Lou Lazzaro
A driver who raced Modified stock-cars for almost 50 years with a strong devotion to the sport that he loved, Lou Lazzaro (January 7, 1935 – May 1, 2000) of Utica, New York, was a winner on both dirt and asphalt speedways whose driving career started in an unusual manner.
A crewman on a Hobby car that competed at the old quarter-mile Columbia Speedway near Utica, Lazzaro got the chance to drive it in a 1952 heat race when the regular driver refused to help fix the car after it got in a wreck. Making the best of this unexpected opportunity, the 17-year-old Lazzaro won the heat but after that he was told that he couldn’t drive the car in the feature race because another driver complained that he was too young.
But that little bit of success really got Lazzaro interested in racing and after spending several seasons racing his own Limited Sportsman he formed a partnership with four others in 1959 and began Modified racing in what was to become his signature livery – a maroon and white No. 4 race car.
After a couple of years the partnership dissolved and Lazzaro fielded his own cars again. He then won his first Modified race at the five-eights-mile dirt Fonda (N.Y.) Speedway in 1961 and some 19 years later the four-time (1964, 1969 & 1977-1978) Fonda Modified Champion scored his 100th victory at the track. In all, Lazzaro had 30 winning seasons at Fonda where he won a total of 113 main events, with his last victory there coming in 1999.
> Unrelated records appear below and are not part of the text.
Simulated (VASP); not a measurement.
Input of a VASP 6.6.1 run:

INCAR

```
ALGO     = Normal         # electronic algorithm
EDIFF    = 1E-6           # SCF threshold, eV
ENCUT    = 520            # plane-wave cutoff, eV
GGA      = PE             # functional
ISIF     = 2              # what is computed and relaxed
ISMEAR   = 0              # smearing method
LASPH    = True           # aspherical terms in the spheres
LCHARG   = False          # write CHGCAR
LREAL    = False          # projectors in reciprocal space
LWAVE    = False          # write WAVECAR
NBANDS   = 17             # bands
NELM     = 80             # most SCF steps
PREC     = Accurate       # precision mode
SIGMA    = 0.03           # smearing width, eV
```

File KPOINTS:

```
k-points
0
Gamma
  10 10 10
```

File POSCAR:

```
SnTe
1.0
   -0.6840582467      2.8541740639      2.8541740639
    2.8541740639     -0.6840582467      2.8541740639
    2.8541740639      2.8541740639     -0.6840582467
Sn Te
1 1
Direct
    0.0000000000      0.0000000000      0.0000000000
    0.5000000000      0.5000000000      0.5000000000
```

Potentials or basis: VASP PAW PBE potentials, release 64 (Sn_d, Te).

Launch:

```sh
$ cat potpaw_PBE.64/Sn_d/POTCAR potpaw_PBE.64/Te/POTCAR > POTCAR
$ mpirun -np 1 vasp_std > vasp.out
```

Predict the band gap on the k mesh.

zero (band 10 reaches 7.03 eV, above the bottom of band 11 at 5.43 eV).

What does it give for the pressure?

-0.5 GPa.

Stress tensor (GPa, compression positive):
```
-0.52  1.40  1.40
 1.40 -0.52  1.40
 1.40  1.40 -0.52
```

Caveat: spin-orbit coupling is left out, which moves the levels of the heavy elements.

The winner of a dozen Modified championships, Lazzaro also recorded three (1963 & 1970-1971) at Utica-Rome; two (1962 & 1964) at Victoria; one (1969) at Albany-Saratoga; and he was the only two-time (1968 & 1971) champion of the old All-Star Racing League which raced the same cars on both dirt and asphalt.
Lazzaro was also a three-time (1963 & 1968-1969) winner of the old New Yorker 400 on the old asphalt surface at Utica-Rome (N.Y.) Speedway and his overall total of victories there include 28 on its asphalt layout and two on its dirt surface.
Lazzaro’s best single winning season was in 1969 when he won 27 races. And he scored double-digit career-victories at the following New York tracks: the half-mile dirt Cayuga County Fair Speedway in Weedsport where he won 17 races; the old half-mile dirt track in Victoria where he had 34 wins; and, the half-mile Albany-Saratoga Speedway in Malta where he had 16 wins on asphalt and 15 wins on dirt.
The 1978 winner of the prestigious Eastern States 200 on the five-eights-mile dirt track at the Orange County Fair Speedway in Middletown, New York, Lazzaro also finished in the Top-10 three times (seventh in 1962, eighth in 1963 and eighth in 1964) in the NASCAR National Sportsman Championship and three times (ninth in 1969, ninth in 1977 and eighth in 1972) in the NASCAR National Modified Championship.
Known to his fans as “The Monk,” in part due to his hulking presence and his balding head, Lazzaro was frequently seen at the track with his dogs Blackie or Mimi. Since he paid most of his own bills, he concentrated on the performance aspects of his Chevrolet coupe or Gremlin Modifieds more than he did their appearance – although when his signature No. 4s were running out front they always seemed to look pretty good.
Interestingly enough, Lazzaro’s racing career and his life effectively ended at his much-loved Fonda. At the track on April 29, 2000, which was almost a year after he recorded his 113th victory, Lazzaro qualified for the feature race, but pulled out of the event because he wasn’t feeling well. Then, shortly after the race finished, the man who had given so much to racing and so much to Fonda Speedway over the years suffered a stroke that days later proved to be fatal.